Yet, my encounters weren’t isolated incidents. Almost every interview was marred by intrusive, sexist inquiries that left me seething with frustration. I vividly recall a particularly exasperating exchange with a young recruiter who seemed fixated on my ability to balance work and motherhood. Despite demonstrating my capability and track record, I was continually prodded about childcare arrangements as if my gender predetermined my competence.

And the irony? These interrogations occurred for roles explicitly advertised as remote, underscoring the absurdity of it all. The disparity in treatment between men and women in the hiring process is glaring, perpetuating age-old stereotypes and hindering progress towards gender equality.

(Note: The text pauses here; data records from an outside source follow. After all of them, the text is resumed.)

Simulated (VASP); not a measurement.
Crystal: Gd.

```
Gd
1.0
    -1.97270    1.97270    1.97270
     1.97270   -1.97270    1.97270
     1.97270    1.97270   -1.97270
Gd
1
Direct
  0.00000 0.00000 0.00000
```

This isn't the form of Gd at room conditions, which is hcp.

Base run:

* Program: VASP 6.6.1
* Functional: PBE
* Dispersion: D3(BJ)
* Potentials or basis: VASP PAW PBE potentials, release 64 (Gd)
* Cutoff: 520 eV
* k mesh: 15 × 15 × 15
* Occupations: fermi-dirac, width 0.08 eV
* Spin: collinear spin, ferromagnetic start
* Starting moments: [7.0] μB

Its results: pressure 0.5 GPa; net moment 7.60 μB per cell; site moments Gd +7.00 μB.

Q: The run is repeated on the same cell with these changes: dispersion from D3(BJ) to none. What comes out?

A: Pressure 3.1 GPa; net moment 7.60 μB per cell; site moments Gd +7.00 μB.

The ramifications extend beyond mere inconvenience; they threaten to exacerbate existing inequalities in earning potential and financial security. Women, already burdened by the gender pay gap, now face the added hurdle of limited job opportunities. This not only jeopardises their present but also casts a shadow on their future, especially concerning retirement planning and financial independence.

With two daughters poised to enter the workforce, I can’t help but feel disheartened by the persisting barriers they’ll encounter.

Questions loom large:

When will women be judged on their merits alone?

Why are skills and abilities overshadowed by archaic notions of gender roles?

And why do women continue to face discrimination at the hands of their own gender?

These questions demand answers. It’s time to dismantle the barriers that confine women to outdated stereotypes and unequal treatment. After all, the strength of our workforce lies in diversity, and it’s high time we embraced it fully.”

If I was a man, how different would my working life be? 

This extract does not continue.